March 18, 2009

Center for American Progress Charts

I am a big fan of Edward Tufte, who is an information scientist and Yale professor. Tufte is a student of communicating (and mis-communicating) through charts. He writes about the effectiveness of charts and he critiques the effectiveness of Powerpoint. In that vein, he once testified before Congress that a factor in the launch decision leading to the Challenger disaster was a misguided reliance on Microsoft Powerpoint.

I mention Tufte because I saw a slide today from the Center for American Progress (on Der Geis's blog) that made me wish Tufte was available to critique it.

Tufte says that if we would become good communicators we must understand the techniques of willful miscommunication - for instance, to understand mass communications, the study of propagandists is informative. Tufte suggests that in visual communication nobody is better at miscommunication and misdirection than magicians, who can convince the audience through visual cues that the magician has done the impossible.

The chart I came across, from the Center for American Progress, has a bit of sleight-of-hand and I thought I'd analyze it. Here's the chart, which claims to show how different groups score on a "Progressive Index":


This chart is problematic in a few essential ways. First consider the scale of values, presented on the left and repeated below (I've rotated it to the horizontal for sake of analysis:


The scale shows a minimum value of 0 and a maximum value of 400. The two sets of crossbars are meant to communicate that the scales are discontinuous- the actual range of the displayed data is not the dramatically overbroad 0 to 400; the range of datapoints is from 160 to 247, or a range of 87 points. If charts rely on understanding specialized symbols, it's responsible to communicate the meaning to the audience rather than assume that they'll discern the meaning.

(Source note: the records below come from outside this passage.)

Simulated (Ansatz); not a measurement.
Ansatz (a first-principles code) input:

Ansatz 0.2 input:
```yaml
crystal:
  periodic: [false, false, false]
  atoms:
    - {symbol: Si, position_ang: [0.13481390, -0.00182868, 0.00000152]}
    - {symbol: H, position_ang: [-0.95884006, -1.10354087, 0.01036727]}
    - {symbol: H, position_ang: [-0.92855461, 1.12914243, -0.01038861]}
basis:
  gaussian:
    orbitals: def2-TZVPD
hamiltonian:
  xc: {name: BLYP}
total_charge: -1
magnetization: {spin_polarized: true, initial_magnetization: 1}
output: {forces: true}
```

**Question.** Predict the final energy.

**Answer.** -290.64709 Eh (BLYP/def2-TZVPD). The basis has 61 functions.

If you wanted to make a chart that communicated accurately, you'd include actual values on the axis, and you'd be explicit that the scale was not continuous - and your chart might look something more like this: (changes in red)


Tufte would say that every dot on a chart, every pixel of ink should be communicating something. If a dot is not communicating something valid then it might be an obfuscation, a magician's trick of misdirection. Look at the faint blue vertical lines connecting the data points to the names of the associated groups. Those lines are completely unnecessary; the chart could be designed with the text above and below the data points, or along the bottom axis. These lines have the effect of exaggerating the perceived visual range of the data points - in fact, the sweep of the artificially extended labels conveys that the higher datapoints are actually beyond the 0 to 400 range in the margin, when the opposite is true.

The numbers associated with the datapoints are presented in a heavier font than any other data on the chart, but they needn't be; the values should be communicated by the scale on the left. What these visually heavy datapoints, artificially displaced by the faint blue vertical lines, do accomplish is to call the eye to see the shape presented below:

Wow, there's some dramatic differences in that chart! The lower range of the visually significant shape is equivalent to a value below 0 on the scale. The upper range of the visually significant shape is well above 400, and closer to the equivalent of 500 - literally off the charts.

With a continuous axis on the left, and the datapoints shown without the exaggerating lines and labels, the chart should look something like this:

Credit (revised chart using original data values from Center for American Progress)

I must admit to a bit of bad practice of my own, in presenting the chart with a left-side scale of 0 to 400. I only used the upper bound of 400 because that's the number presented in the original chart.

When comparing the two presentations of the same data, I think that some of the techniques used in the original tend to exaggerate the differences among the groups, and the redesigned chart tends to show a fairly gentle slope and relatively modest differences between groups.



Why would anybody go to this much effort other than to advance their agenda or business case; in this situation, possibly both. The nobly-named (or perhaps Orwellian-named) Center For American Progress is a DC think tank, and like all think tanks it has an agenda, an audience, and a business goal.

1 comments:

Pittsburgh Conservative said...

That is really interesting. It's my understanding that the centerpiece of Colin Powell's WMD presentation, the reconnaissance photos of Iraq's "mobile germ warfare labs", were specifically selected because they were evocative of the aerial shots of the missiles in Cuba and would tap into Americans' memory of the threat posed by the Soviets back in the 60's.

I participated in a strategy session where we dissected a set of financial numbers. One of the financial analysts was a whiz with Excel, and as we sat there he cranked out 7 or 8 different graphs off the same set of data, each one leading to a different conclusion. It was kind of scary. Our response was to downplay the data since it was so clearly malleable to all of the particular points of view on our issue.